Crombie Tools
Analysis Workspace

Describes the layout of an analysis workspace created by crombie workspace.

A workspace is where all analysis-specific configurations are placed. You can create a workspace with the name Workspace like the following.

mkdir Workspace
cd Workspace
crombie workspace


A new workspace will be created from the CrombieTools/templates directory and have the following layout.

Workspace/
|-- docs
|   |-- Workspace.tex
|   |-- figs
|   -- presentation.tex
|-- plotter
|   |-- CrombiePlotterConfig.sh
|   |-- MCConfig.txt
|   -- cuts.py
-- slimmer
|-- CrombieSlimmingConfig.sh
|-- FlatSkimmer.sh
|-- JobScriptList.txt
-- runSlimmer.py


Each subdirectory has distinct function, which are described below.

# Slimming

The first thing that will often be needed in an analysis is slimming files into flat trees. There are two essential steps that this layout assumes you need.

1. Changing the file format The user can go from some large, inclusive ntuples to something small and flat. Crombie Tools currently supports two methods to do this in batch jobs. One is through submissions through LXBATCH to run on files on EOS. The other method is to run on files interactively in a terminal. To allow the user to run this step less often, they are encouraged to not perform too much skimming of events in this step, as that can performed in the next step.
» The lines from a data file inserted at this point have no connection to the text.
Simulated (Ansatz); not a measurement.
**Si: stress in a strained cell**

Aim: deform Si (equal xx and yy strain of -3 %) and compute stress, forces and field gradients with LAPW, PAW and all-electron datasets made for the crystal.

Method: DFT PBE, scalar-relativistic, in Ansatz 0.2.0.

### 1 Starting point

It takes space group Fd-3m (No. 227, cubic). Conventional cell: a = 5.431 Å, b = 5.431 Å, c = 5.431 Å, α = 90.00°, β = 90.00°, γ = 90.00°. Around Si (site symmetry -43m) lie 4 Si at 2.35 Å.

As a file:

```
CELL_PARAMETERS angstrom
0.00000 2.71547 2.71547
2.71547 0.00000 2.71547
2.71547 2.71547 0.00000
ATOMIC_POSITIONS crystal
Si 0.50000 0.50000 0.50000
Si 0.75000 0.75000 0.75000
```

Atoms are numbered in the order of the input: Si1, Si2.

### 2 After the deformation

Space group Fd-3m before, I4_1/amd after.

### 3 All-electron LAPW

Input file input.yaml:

2. Skimming events from trees This can be done with a simple cut string, as well as using a Good Run list.

To understand how to do these steps, take a look inside of the file slimmer/CrombieSlimmingConfig.sh. The variables all start with Crombie to ensure that the names do not overlap with any environment variables that may be set by other tools used by the user. The meanings of each variable is listed below.

# Environment Variables

These are the environment variables used in the slimming and skimming of an analysis.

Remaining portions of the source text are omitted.